Humor is often, by nature, provocative; it is suggestive and meant to elicit reaction. But Xu clarified a distinction between innocuous humor and humor that profits from suffering: “Now a whole bunch of people died. My hometown is under lockdown. People are dying. They can’t have their Chinese New Year… If you still think that is funny, I don’t think that fits into any moral code.” By normalizing humor that capitalizes on tragedy, Xu suggests that we consider what is lost in its delivery, and what is revealed in the tensions we choose to normalize, even ironically.
Xu also revealed to me the emotional toll of his ordeal, from his time in Wuhan to his treatment after returning to the U.S., and disclosed to me that the roommates of students from Wuhan have decided to temporarily move out of university housing, choosing to seek private accommodations elsewhere. “We have 14 people from my city in N.Y.U., and we are feeling isolated now,” he said. Those affected by the outbreak, whether they are in China, the U.S., or beyond, should be treated unconditionally with dignity, with humanity, as individuals faced with a humanitarian quandary. We must be rational about, and deeply critical of, the way that the Yellow Peril may inform our present anxieties.
Even uptown, at Columbia, such compassion and empathy have been put to the test. In threatening the use of code of conduct violations to enforce quarantine and bar any exit from self-isolated students’ rooms, Barnard’s self-isolation policy called into question the right to privacy. Hostile treatment of self-isolated students from China suggests a base mistrust and antagonization that fails to uphold the core values of our institution. Instead, the animosity that the policy engenders and legitimizes dangerously feeds the social isolation that some Chinese international students already confront on campus.
Moreover, an anti-Chinese message written in Butler Library, Columbia’s community mainstay, cements the xenophobic Yellow Peril as a pillar of our university as fundamental as those that buttress Butler. At press time, more than a week after the incident was first reported, Columbia has taken no action to transparently discuss an investigation into the matter. What does Columbia’s silence reveal about its values, especially its duty to protect students who belong to marginalized groups? Perhaps inaction is in itself an act of measuring the relative value of Chinese students to the community. In its appraisal, Columbia has disgracefully found them wanting.

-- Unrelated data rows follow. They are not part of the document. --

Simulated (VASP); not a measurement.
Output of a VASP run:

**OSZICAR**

As an apparatus of oppression, the Yellow Peril is remarkably adept at redefining itself so as to become normalized in each new context of contemporary sociopolitics. We all have a stake in the equitable provision of voice and visibility. At the end of our conversation, I asked Xu what he thinks those labeled by the Yellow Peril should do to fight against racism and xenophobia. In a hopeful assertion, he responded: “Be determined, be focused, be humble. Don’t be afraid to speak up when you encounter any of [these kinds] of circumstances. You should stay strong. Always have a very just moral code.” What a dignified means to an end—resist and defy.
1. Speaking with Damien Xu, a student from Wuhan who I will introduce later, I became acutely aware of the distinction made between Asian-Americans and those born, in this case, in China. I use “we” here as an aggregate reference to Asian diasporic communities in America. In the end, I’d argue that the cause is one that calls for unity and necessitates the use of a term that both generalizes and specifies the individuals in a diaspora.